Peddling Patents for Profit

The role of intellectual property as an asset has spawned an industry in patent management for telecom gearmakers

January 8, 2003

4 Min Read
Peddling Patents for Profit

WANTED: Willing and friendly partner for mutually beneficial, contractual arrangement. Experience preferred, but not essential. Good references required.

No, it's not a personal ad, but it could be a solicitation in the race to make money through intellectual property. Indeed, there's a growing trend toward dealing in patents. Companies may come and go, it seems, but their technology has a life of its own.
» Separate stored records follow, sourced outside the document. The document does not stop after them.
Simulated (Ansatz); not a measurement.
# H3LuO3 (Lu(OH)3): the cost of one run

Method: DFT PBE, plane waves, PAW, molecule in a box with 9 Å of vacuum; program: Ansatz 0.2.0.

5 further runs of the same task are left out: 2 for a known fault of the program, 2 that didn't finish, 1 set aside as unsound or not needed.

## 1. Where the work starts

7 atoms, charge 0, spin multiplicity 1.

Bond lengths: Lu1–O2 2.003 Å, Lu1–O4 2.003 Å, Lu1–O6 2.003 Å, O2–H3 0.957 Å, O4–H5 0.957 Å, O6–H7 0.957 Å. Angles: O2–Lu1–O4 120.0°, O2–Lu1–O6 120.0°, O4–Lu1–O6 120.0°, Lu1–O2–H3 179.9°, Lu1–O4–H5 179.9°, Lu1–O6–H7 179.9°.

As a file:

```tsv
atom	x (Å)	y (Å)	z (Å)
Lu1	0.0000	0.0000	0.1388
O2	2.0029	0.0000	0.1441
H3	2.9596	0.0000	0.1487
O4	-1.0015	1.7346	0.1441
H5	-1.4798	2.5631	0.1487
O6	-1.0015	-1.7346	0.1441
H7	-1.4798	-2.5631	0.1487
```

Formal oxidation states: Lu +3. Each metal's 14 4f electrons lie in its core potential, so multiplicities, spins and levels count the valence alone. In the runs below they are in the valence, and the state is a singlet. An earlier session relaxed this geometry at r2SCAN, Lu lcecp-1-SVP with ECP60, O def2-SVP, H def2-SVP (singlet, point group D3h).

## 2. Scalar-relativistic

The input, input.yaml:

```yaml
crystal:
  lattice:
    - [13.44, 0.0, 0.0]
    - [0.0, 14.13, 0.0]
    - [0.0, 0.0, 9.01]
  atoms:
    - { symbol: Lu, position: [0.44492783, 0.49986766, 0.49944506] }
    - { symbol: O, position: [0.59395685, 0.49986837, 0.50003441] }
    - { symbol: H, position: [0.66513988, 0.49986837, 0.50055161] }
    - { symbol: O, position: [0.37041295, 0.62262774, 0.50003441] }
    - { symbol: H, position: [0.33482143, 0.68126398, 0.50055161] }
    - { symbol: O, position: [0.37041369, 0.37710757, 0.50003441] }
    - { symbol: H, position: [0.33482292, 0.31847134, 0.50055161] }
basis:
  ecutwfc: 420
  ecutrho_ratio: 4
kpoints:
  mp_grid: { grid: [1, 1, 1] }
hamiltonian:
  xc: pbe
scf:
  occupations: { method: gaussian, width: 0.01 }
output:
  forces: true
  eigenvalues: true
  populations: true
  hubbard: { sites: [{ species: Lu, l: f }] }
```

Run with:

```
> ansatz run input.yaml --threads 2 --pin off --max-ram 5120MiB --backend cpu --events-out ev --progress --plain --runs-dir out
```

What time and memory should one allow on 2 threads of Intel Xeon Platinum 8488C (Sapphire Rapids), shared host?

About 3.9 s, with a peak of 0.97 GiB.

A glance at recent telecom headlines shows a case in point, yesterday's announcement that BTG plc (London: BGC) is peddling rights to a portfolio of video- and voice-over-IP patents, terms undisclosed (see BTG Commercializes VOIP Patents ). According to Bruce Bernstein, BTG's global director of patents, the VOIP technology came from a developer that specializes in inventions. BTG's role is to sell those on its behalf.

BTG is an example of a small but growing number of companies that specialize in brokering patents. Among its services, the firm will examine a company's patents, find out what may be of value to outsiders, and in return for a share of future royalties, find suitable customers or business partners. In other projects, BTG has licensed electro-absorption modulator (EAM) technology for BTexact Technologies and dealt in rights to the patents of Communications Research Centre Canada (CRC).

BTG assumes the management of patent paperwork and litigation on technologies it tackles. "Sometimes you have to defend all the work that went into an invention," Bernstein says. BTG also seeks out opportunities to make arrangements with inventors who are looking to commercialize their patents, and it has its own venture funding arm, which made an early investment in Meriton Networks Inc.



BTG's not alone in making its living from patent peddling. Another firm, ipValue Management Inc., offers similar services and has a six-year arrangement to peddle over 14,000 patents for BTexact around the world (see BTexact Licensing Patents). There's also Thinkfire Services USA Ltd. of Clinton, N.J., and Menlo Park, Calif. And there are many small "boutique" firms, like Bramson and Pressman of Conshohocken, Pa.

Firms like these say they're unique in being able to identify and sell valuable intellectual property for companies that can't do it themselves. "Lots of companies don't have expertise in house, or [managing patents] isn't in line with their core business," says Bernstein. He says that in the case of BTexact, for instance, lots of usable technologies had been "sitting on the shelf since the 80s." Now the company is realizing millions in licensing revenues from that property.

When it comes to finding licensees, firms like BTG and ipValue face lots of competition. Big companies, such as ADC Telecommunications Inc. (Nasdaq: ADCT), Hewlett-Packard Co. (NYSE: HPQ), IBM Corp. (NYSE: IBM), Lucent Technologies Inc. (NYSE: LU), and Nortel Networks Corp. (NYSE/Toronto: NT), to name just a few, have special internal divisions devoted to licensing technologies developed in house. The efforts of these large departments often make headlines themselves (see Suing for Revenue?).

There also are university research centers peddling their own patents through established "technology transfer offices." Institutions such as MIT and Stanford have longstanding technology transfer offices associated with their many labs. Then there's the formidable University of Southern California Office of Technology Licensing and the Wisconsin Alumni Research Foundation (WARF) affiliated with the University of Wisconsin at Madison.

These and other academic institutions have made patent-licensing a business in its own right. WARF rakes in "between $30 million and $40 million" annually from all technology licensing, according to John F. Hardiman, licensing manager for WARF's photonics offerings. He says WARF also has taken equity stakes in startups in lieu of royalty payments, creating more competition for the likes of BTG's venture arm.

Corporations often have technologies crucial to developers. Universities have the benefit of offering cutting-edge technology developed by resident geniuses. But BTG's Bernstein says firms like his offer more business savvy and are better able to make commercial successes of new ventures based on the licenses they offer.

Whatever the approach taken, there will be tradeoffs. But one thing is clear: The business of patents is picking up in telecom, aided by a growing awareness of the value of technology in its own right, both to the developer and the licensee.